单项选择题

The Knowledge Is Power Program, the most successful charter school (特许学校)network, has a new official name, KIPP, and a new approach to raising achievement for disadvantaged children. In its first decade the network focused on creating middle schools that started with fifth graders two or three years below grade level and got them up to speed by eighth grade. Now it is opening elementary schools so it can start raising achievement in pre-kindergarten and kindergarten.
The thought is that by fifth grade there will be no need for hero teachers who work ten hours a day, plus summers and some Saturdays, to save kids who have fallen so far behind. There will be less stress on staff and more hope for kids.
It makes sense. But I see a problem. What happens to the many fifth graders who are still far behind but find the doors to KIPP, or any of the other successful charters, are closed because they filled those classes back in pre-K and kindergarten
The most effective regular and charter public schools have been experimenting with every promising way to rescue kids who have reached middle or high school still unable to read and write well enough to study independently. If they no longer need to deal with struggling older children, we have lost a great resource for figuring out how to help them.

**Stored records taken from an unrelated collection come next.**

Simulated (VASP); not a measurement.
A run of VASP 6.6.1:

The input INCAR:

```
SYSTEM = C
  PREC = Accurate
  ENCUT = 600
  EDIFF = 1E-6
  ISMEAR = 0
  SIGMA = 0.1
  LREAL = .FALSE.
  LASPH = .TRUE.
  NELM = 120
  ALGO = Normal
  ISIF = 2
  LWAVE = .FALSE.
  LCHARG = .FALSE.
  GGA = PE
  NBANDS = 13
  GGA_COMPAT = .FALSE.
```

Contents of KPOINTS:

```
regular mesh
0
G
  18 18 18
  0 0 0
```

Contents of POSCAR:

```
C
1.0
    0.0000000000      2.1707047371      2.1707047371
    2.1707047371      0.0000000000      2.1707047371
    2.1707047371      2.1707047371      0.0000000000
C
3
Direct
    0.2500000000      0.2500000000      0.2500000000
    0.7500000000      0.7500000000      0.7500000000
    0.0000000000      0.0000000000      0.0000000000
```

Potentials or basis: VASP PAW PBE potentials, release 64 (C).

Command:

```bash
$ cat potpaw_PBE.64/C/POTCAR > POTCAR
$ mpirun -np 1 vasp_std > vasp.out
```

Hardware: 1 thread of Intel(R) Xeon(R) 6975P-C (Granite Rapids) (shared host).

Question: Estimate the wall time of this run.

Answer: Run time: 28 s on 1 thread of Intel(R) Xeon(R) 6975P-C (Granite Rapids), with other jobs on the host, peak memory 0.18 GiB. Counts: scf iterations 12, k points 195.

KIPP co-founders Mike Feinberg and Dave Levin said they share my concern about their new approach freezing out middle schoolers who need them and promise to admit older students if their families continue to enroll them.
Susan Schaeffler, a leader of KIPP, said she took in kids at every grade level this year, and looked for ways to raise them to KIPP standards. KIPP is too small to ever be the savior of inner city schools, but it can help the regular schools that must play that role see how they might do it.
KIPP co-founders Mike Feinberg and Dave Levin promise to ______.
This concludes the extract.